At the top of every list should be planning. In a recent edition of Australian accounting podcast From the Trenches covering the Australian Accounting Expo, practice owner Paul Meisner said that trade show attendees need to start with a clear plan of what they want to achieve.
“There’s no way you can physically get round all the exhibitors,” said Meisner. “Pick four or five you want to see and make sure you see them. I want to see if they fit with my firm, predetermine my questions and go to speak to them. I had to work hard to get something out of it, but I did.”

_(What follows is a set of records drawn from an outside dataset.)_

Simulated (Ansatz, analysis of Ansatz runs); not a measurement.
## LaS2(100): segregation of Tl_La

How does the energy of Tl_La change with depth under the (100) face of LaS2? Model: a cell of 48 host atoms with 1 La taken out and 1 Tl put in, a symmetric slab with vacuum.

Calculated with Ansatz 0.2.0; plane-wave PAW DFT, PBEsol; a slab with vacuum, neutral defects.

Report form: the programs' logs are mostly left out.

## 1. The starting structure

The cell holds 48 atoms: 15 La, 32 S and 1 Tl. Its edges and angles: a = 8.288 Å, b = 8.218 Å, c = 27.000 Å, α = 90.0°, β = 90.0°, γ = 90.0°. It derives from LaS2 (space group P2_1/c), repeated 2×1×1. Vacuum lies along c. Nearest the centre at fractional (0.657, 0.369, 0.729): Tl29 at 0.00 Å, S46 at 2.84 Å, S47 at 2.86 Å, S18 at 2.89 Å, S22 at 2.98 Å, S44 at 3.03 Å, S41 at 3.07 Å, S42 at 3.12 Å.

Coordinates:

From the Trenches co-host and Sequel CFO founder David Boyar agrees: “If you walk in all bright-eyed and bushy-tailed guess, what’s going to happen? They will sell to you!” he said. “At these sorts of shows, there’s an onus on an attendee to plan their event and work out what they want to get out of it from a content perspective.”
There will be selling
Posting on the AccountingWEB forum on a similar theme, an anonymous reader worried that they would spend the majority of their time listening to sales pitches. Addressing this in our pre-Accountex guide from last year, Richard Sergeant stated that as these events are packed with vendors who have spent a lot of money to be there it’s likely that this will happen, but this is not necessarily a bad thing.
“You’re a sophisticated buyer who appreciates a good sales pitch,” said Sergeant, “so let them try and impress. But only if it’s something you’re genuinely interested in.”
Have real-life scenarios in mind
The research theme is also played out in a blog from Propel by Deloitte’s Bobby Chadha, who believes that a good trade show attendee will have “real-life scenarios and challenges” in mind, which they will ask software vendors to demonstrate the solution for.
According to Chadha, a bad vendor doesn’t do any of this, and asks all the vendors generic questions such as “show me a demo of what XYZ software can do”.
Speaker James Ashford made a short video for Accountex advising on how to get the best from the show. “Make sure that you take meaningful action at the show to start the momentum to take back to the office,” said Ashford. “And take action on the Friday straight after the show – book a team meeting to share everything that you have learnt and create an action plan.”
Divide and conquer
Writing for our sister site across the Atlantic, Boomer Consulting’s Megan Bloomfield advocated accountants to split up and attend different sessions at different times, then plan to have dinner or lunch together later to compare notes.
If you’re a sole practitioner or attending on your own, Bloomfield’s advice is to seek out other ‘lone wolves’.
“Have a plan for connecting with another person attending the conference alone,” said Bloomfield. “You can usually find them standing on the outskirts of the room, perhaps feigning preoccupation with their phone. Go up to them and introduce yourself. Chances are, they’ll be relieved to have someone else initiate a conversation.”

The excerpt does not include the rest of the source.